Gauge has firmly established itself as the measure of integrity and innovation in Brisbane’s casual dining scene.
It’s just over a year since Gauge quietly but confidently opened its doors in Brisbane’s shiny new Fish Lane precinct, without so much as a website, Facebook page or a skerrick of signage heralding its arrival.
A year on, there’s still no website, not even a telephone number. The latter is not by design – despite popular belief. Owner Jerome Batten laughs off suggestions that the place is too pretentious to have a phone. “We’d love to have a phone,” he says.
Batten has not let issues with telecommunications – or the naysayers – distract him from achieving his goal of taking casual food to a whole new realm in these parts.
It looks a lot like a café, but that’s where the similarity ends. The décor is spare, with accents of leather, brass and timber. The beautiful crockery is handmade in Queensland. The wine list is short, but very carefully curated. Front-of-house service rivals many high-end restaurants in town. Beyond the cafe façade is a deep respect for produce, boundless creativity and the kind of integrity that usually comes at a hefty price. When it comes together – and mostly it does – it is a magical thing. Blood tacos, with their bone marrow, mushroom and native thyme filling are a case in point. Photogenic they are not, but what they lack in #foodporn potential, they more than make up for in the flavor stakes.

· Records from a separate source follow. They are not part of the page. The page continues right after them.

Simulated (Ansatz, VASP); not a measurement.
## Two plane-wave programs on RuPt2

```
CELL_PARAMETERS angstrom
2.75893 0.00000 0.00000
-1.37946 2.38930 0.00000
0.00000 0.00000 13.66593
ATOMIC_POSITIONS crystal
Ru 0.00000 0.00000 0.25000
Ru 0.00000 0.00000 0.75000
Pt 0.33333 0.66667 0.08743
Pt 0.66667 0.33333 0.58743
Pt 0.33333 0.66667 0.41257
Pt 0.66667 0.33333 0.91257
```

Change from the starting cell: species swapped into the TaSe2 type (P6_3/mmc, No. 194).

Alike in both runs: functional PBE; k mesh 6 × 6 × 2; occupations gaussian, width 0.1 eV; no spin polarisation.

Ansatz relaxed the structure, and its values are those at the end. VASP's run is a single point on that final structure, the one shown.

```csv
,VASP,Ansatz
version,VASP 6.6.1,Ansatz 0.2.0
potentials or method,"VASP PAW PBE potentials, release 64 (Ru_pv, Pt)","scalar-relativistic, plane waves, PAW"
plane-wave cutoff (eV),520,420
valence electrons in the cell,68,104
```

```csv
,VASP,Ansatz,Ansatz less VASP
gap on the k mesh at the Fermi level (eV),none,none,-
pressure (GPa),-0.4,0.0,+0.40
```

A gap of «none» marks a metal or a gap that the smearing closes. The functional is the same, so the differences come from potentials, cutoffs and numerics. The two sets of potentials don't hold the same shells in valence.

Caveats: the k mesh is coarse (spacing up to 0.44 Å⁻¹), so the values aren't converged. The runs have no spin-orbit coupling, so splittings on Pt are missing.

Hidden inside deep-purple-hued charred radicchio leaves are little squares of raw king fish interspersed with pickled quandong, and a hint of fennel tips. The charring process has coaxed an unexpected sweetness from the radicchio – which adds a subtle complexity of flavors while still allowing the fish to remain the star of the dish.
How humble roasted corn kernels can be transformed into such an epic dish is wonderfully confounding; the kernels retain their crunch – the natural sweetness enhanced by a touch of smokiness from the roasting and perfectly paired with fermented chili and the umami of bone marrow. Like most of the dishes – the unpretentious presentation belies the intricacy of the execution.
There are a couple of dishes that are not as impressive. Silken almond tofu with eggplant, caper leaf and elderflower feels like a work in progress. The eggplant accompanying the silken almond tofu does not quite commit to its promised smokiness, leaving the flavor of the caper leaves to dominate. Fresh spanner crab on chestnut cream with pomelo comes close to the ideal, topped with wisps of fresh chestnut, but the pomelo pearls don’t deliver the anticipated juicy, acidic-sweet pop.
The magic returns with a dish of perfectly pink slow-cooked lamb neck with Warrigal greens, turnip and green mustard puree, however. It is meat-and-three-veg at its most sophisticated.
Guaranteed to end the whole experience on a high is that garlic bread. The menu may have changed more times than most menus in their first year, but the one constant is the fermented black garlic bread – the dish that got everyone talking remains firmly on the menu, having become something of a signature. On the subject of whether it’s a sweet or savoury dish, well apparently the jury is still out. Earthy and deeply satisfying, the treacley slab of fermented bread, with its subtle notes of garlic, burnt vanilla – served with brown butter, has occupied a spot in various sections of the menu, and become a permanent fixture on the breakfast menu.
Just as Gauge itself has become a favourite of those who like their cafes a little less ordinary.